Background:
I am having some issues generalizing my data in robustness tests. I have a large data set (a little over 6.5 million images) which I am feeding through a CNN-SVM pipeline. The CNN is used only to extract the features and then the SVM is used for training.
My SVM from the R package "e1071" which uses libsvm and is a polinomial Kernel, degree == 4. I cannot train all of this data in the SVM because it simply takes too long so the solution I thought would be best was to divide my data in smaller sets and vote.
I have divided my training set (75% of the data so a little less than 5 million) into 41 chunks since I have 39 classes and 41 is the next coprime number. In case everyone votes different I should still have something to go on. This gives me about 120k samples which is really about the maximum of what I can train efficiently (a couple of days).
Test Results:
With 10-fold-Cross-Validation I get right around 80% accuracy in every one of the chunks. This was excellent for my problem. So I saved the models and voted to predict my test data and got only 15% accuracy. I have found that if I test one chunks model on any other chunks data I get the same 15% results more or less. Of course if I test a chunk against a model trained on that chunk I get 80%. I thought that maybe something was wrong with my code so I tested a XOR which game out perfectly.
Question:
It seems odd that the difference between cross validation and unseen test data would be so different, especially given the guarantees that SVM is so famously resilient to over-fitting. I always believed that cross validation was good estimator for generalization error/empirical risk. I am hoping that someone who understands this better than I do can point out where I went wrong.

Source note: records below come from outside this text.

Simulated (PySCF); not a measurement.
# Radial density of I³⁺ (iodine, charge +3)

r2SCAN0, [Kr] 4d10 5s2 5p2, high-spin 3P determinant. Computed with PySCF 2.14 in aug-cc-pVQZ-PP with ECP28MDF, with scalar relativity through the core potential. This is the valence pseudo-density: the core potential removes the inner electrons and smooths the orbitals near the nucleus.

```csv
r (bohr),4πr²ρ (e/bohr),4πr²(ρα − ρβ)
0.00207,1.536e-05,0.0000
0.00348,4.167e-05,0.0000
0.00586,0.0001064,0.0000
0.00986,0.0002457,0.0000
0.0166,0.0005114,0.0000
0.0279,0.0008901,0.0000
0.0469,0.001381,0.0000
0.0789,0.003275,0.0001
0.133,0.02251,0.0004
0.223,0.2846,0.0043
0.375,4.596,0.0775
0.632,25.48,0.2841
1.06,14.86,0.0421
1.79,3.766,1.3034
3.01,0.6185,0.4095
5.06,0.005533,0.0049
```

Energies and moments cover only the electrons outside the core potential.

If anyone requires more information I would be happy to provide it.
More information requested:
Here are my model parameters: KERNEL="polynomial" DEGREE = 4 model = svm(trainSet, trainClasses, type="C-classification", kernel = KERNEL, degree = DEGREE, coef0=1, cost=1000, cachesize = 10000, cross = 10)
About Cross-Validation:
The data was divided randomly when split into the 41 chunks and I believe that the Cross-Fold-Validation in R does this again within the chunks. (I did also test this without doing the random split just for fun and the result was basically the same since my dataset is fairly balanced). The data is all from the same source and conditions. I don't believe that the data is very different between one chunk and another.
Also I am running 10 folds and taking the mean.